Just recently The Rolling Stones announced a huge tour of UK and Ireland for this summer, including dates in London, Manchester and Edinburgh. Now, in an interview with the Guardian, less than a week from the announcement of their first UK tour in five years, the band's long-time drummer Charlie Watts has said that it wouldn’t “bother” him if the band broke up.
The 76-year-old drummer said in the interview that he's happy to play with the band but wouldn't take it too hard if they split up. “I love playing the drums and I love playing with Mick [Jagger] and Keith [Richards] and Ronnie [Wood], I don’t know about the rest of it,” he said. “It wouldn’t bother me if the Rolling Stones said that’s it ... enough.”
“I don’t know what I would do if I stopped,” Watts elaborated. “Keith [Richards] is a great one for saying once you’re going, keep going. The big worry for me is being well enough. We don’t work like we used to, fortunately. There are huge gaps between each show,” the septuagenarian drummer said, acknowledging the fact that old age is slowing finally them down.
The hard-living days are long over, commented Watts, who said he had not drunk alcohol or smoked for some time. “We are getting to that elderly period, so it’s a good thing not to. When you’re 40 and you’ve got a hangover you get up and have another drink and you’re off again. I don’t think we could do it nowadays ... at this age. Smoking and drinking are not like they were in the 50s. In the 40s and 50s, every film star smoked. You’d never see a film star now drinking or smoking, it’s not fashionable, I’m glad to say."

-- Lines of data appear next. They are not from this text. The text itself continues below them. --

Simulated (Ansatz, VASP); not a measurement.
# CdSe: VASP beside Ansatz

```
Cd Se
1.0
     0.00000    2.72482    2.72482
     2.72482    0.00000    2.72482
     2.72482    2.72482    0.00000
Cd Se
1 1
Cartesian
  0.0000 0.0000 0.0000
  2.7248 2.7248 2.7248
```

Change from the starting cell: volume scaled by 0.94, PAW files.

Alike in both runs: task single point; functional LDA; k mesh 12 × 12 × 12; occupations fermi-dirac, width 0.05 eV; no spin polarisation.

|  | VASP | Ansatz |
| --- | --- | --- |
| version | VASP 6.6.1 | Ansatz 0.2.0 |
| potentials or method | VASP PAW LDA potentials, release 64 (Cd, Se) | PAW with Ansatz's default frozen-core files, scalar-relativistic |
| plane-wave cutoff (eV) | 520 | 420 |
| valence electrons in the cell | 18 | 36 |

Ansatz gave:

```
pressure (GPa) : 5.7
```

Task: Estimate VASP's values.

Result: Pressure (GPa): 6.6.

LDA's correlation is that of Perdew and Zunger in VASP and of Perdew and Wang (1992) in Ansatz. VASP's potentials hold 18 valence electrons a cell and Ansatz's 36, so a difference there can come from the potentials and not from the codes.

Watts also said that he had no idea if the upcoming “No Filter” tour would be the last. He said: “For me, I would like to be standing on Sunday 8 July at the end of the show in Warsaw. That’s as far as I can see.”
It also appears like 2018 is the era for aged musicians to run their mouths about their esteemed peers. Last month, Quincy Jones’ now infamous gaff relating his thoughts on the Beatles made the news. Now, Charlie Watts seems to have targeted David Bowie for some reason. Watts said he was amazed at the reaction to Bowie's death.
“I thought people would have been very sad obviously, and he was a lovely guy and he wrote a couple of good songs. But for me, he wasn’t this musical genius,” he said in the interview.
Watts also added that if the band ever call it a day he hopes it will be without rancor. “I would hate it to dissolve not amicably. I would like Mick to say, or me or Keith or whoever ... I don’t want to do it anymore, for whatever reason, and we just say that’s it. I wouldn’t want it to be an argument or whatever."